An exerpt from “Delancey Place

In todays excerpt the Roaring 1920s brought a boom in cigarette smoking. U.S. cigarette production doubled during the decade as people hungered for sophistication, and as Prohibition, which had unintentionally increased alcohol consumption, increased cigarette smoking along with it:

“New issues of securities of industrial companies would increase from 690 [in 1924] to nearly 2,000 in 1929. Brokers’ loans to investors and share ownership would quadruple by 1929. The number of Americans who paid tax on income of a million dollars a year also would quadruple.

“The new optimism about the future led to a boom in consumer spending. Radio sales doubled in 1923, then tripled in 1924. On average, nearly every family had a car, and drivers were branching out from black Model Ts to an assortment of new makes in colors ranging from ‘Florentine cream’ to ‘Versailles violet.’ Average people bought items they hadn’t imagined spending money on just a few years earlier: from Listerine mouthwash and crossword puzzle books to vacuum cleaners and meat slicers to new golf clubs and even property in Florida.
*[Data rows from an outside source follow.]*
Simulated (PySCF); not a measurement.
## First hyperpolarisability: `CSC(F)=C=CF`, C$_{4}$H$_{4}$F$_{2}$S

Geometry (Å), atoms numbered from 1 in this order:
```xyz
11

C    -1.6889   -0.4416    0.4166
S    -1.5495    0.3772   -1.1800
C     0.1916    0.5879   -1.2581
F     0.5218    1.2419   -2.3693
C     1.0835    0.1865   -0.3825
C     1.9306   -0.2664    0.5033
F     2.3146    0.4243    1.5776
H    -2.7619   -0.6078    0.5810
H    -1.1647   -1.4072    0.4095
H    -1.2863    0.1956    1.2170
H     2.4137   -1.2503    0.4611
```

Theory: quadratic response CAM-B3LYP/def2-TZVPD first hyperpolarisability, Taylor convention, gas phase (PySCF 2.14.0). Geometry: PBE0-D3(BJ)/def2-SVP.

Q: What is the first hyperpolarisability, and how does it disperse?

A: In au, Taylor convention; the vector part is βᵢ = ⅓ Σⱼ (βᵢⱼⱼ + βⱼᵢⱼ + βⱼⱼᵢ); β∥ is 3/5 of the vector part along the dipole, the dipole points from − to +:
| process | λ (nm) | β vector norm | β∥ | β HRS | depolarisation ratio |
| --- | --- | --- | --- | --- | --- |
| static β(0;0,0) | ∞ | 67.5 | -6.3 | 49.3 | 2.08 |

“Prosperity changed the culture. Suddenly there were traffic lights, filling stations, and new concrete highways with chicken dinner restaurants and tourist rest stops. Giant broadcast radio stations with nationwide hookups brought Graham McNamee’s play-by-play or the Happiness Boys or reports on the Scopes Monkey Trial into more than one out of three homes. More Americans followed politics now, including the presidential nominating convention, which was covered live from Madison Square Garden. …

“Along with America’s new wealth came a hunger for sophistication. College applications spiked, as did international travel. The most popular nonfiction books included Outline of Science, The Story of Philosophy, Why We Behave Like Human Beings, and Emily Post’s Book of Etiquette (the top seller). The now-literary-minded masses read an astonishing rush of new novels during this period: F. Scott Fitzgerald’s The Great Gatsby, Ernest Hemingway’s A Farewell to Arms, Herman Hesse’s Siddhartha, Franz Kafka’s The Trial, and Virginia Woolf’s Mrs. Dalloway. Newly minted intellectuals tried to parse James Joyce’s Ulysses or T S. Eliot’s The Waste Land. New fans of the arts listened to George Gershwin’s Rhapsody in Blue, and saw plays by Eugene O’Neill, who won three Pulitzer Prizes during the 1920s.

“One sure way for both men and women to appear sophisticated was to smoke cigarettes. Advertisers depicted pretty girls, cigarettes in hand, imploring men to blow smoke their way. Tobacco manufacturers announced that ‘now women may enjoy a companionable smoke with their husbands and brothers.’ Women had earned the vote and entered the work force, now millions of women of all ages exercised their right to take up smoking. Blue tobacco smoke wafted through theater lobbies, where Greta Garbo’s most important silent movies – Flesh and the Devil, The Temptress, The Torrent, and Love – appeared in 1926 and 1927, just as talking movies debuted. Sports fans smoked as they watched Babe Ruth, also a smoker, hit sixty home runs in 1927 for the New York Yankees; his teammates, known as ‘Murderers’ Row,’ easily smoked their way through the World Series that year. Prohibition also fueled smoking, just as it increased illegal alcohol consumption. The more people drank, the more they craved a smoke. …

“During the decade prior to 1929, U.S. cigarette production doubled.”